Damian Scott v. State
01-15-00054-CR
Tex. App.Jun 16, 2015Background
- On Dec. 1, 2013 HPD Officers Brewster and Rothberg stopped Damian Scott, who was riding a bicycle at night, citing traffic violations; officers used marked patrol car lights and a spotlight and told him to stop.
- Officers asked Scott to identify himself and, according to Brewster, asked whether he had a crack pipe; Brewster testified Scott replied he had a crack pipe in his front jacket pocket.
- Brewster said that reply gave probable cause to search; officers recovered a crack pipe and, while handcuffing Scott, discovered a pistol; Scott then fled.

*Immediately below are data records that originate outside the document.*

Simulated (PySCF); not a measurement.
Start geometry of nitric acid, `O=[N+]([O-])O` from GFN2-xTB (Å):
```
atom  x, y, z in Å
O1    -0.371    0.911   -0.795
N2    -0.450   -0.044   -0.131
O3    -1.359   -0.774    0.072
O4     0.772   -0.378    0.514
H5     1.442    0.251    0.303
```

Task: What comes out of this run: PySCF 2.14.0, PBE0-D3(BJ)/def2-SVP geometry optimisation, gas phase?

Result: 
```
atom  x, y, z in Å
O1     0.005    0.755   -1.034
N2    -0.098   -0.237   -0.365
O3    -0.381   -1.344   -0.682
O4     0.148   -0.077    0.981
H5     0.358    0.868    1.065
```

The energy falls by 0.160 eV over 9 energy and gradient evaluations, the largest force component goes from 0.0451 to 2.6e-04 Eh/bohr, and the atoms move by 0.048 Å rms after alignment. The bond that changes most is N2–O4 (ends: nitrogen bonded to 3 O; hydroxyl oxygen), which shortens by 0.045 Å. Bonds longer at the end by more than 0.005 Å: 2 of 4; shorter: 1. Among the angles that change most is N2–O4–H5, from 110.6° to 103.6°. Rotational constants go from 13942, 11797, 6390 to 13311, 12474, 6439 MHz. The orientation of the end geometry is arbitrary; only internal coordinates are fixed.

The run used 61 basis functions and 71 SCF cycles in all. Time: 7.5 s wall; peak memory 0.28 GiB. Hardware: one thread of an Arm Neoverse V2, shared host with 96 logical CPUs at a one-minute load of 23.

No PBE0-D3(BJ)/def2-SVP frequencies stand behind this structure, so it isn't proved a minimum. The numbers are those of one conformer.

- Scott testified he refused consent to search and that officers searched him anyway; the record contains no Miranda warnings or recording of any custodial statement.
- At trial the court denied Scott’s pretrial motion to suppress detention, arrest, and fruits of the search; Scott pleaded guilty at bench trial and received concurrent prison terms; he appealed arguing ineffective assistance for failure to move to suppress the incriminating statement.
Issues
| Issue | Plaintiff's Argument (Scott) | Defendant's Argument (State) | Held (trial court / posture) |
|---|---|---|---|
| Whether the bicycle stop and officer's conduct constituted a custodial detention requiring Miranda warnings before asking about contraband | The stop involved a show of authority (lights, spotlight, blocking) so a reasonable person would not feel free to leave; asking whether he had a crack pipe began a custodial interrogation | Officers treated it as an investigative stop and asked routine ID/questions; no Miranda required for noncustodial encounters | Trial court denied suppression of the detention/arrest/search (motion denied); appellant preserved this as appellate issue |
| Whether Scott’s alleged oral admission (“I have a crack pipe”) was admissible under Tex. Code Crim. Proc. art. 38.22 §3 | The statement was the product of custodial interrogation and, because no Miranda warnings or recording were given, the statement is inadmissible under art. 38.22 §3 | The State relies on the officers’ testimony that Scott volunteered the information and that art. 14.3(a)(6) allows arrest based on such statement | Trial court admitted the statement (denied suppression); appellant argues it should have been suppressed |
| Whether art. 14.3(a)(6) authorized a warrantless arrest based on Scott’s oral statement absent Miranda compliance | Scott: even if the statement would supply probable cause under art. 14.3(a)(6), art. 38.22 §3 bars admission of custodial oral statements not given after warnings/recording, so arrest based on that statement was improper | State: arrest was lawful because the statement (as testified) provided probable cause to arrest for possession | Trial court treated arrest/search as lawful; appellant now contends the statutory interplay required suppression |
| Whether trial counsel was ineffective for failing to move to suppress the oral statement and its fruits | Scott: failure to move to suppress was objectively unreasonable (no conceivable strategy) and prejudiced him because the statement led to seizure of contraband and gun; but for counsel’s failure suppression would have been granted or error preserved | State: (implicit) counsel’s choices were reasonable; record lacks demonstration of deficient performance or prejudice | Posture on appeal: appellant argues Strickland prejudice; trial court record preserved claim for appellate review |
Key Cases Cited
- Miranda v. Arizona, 384 U.S. 436 (1966) (custodial interrogation requires warnings before admissible statements)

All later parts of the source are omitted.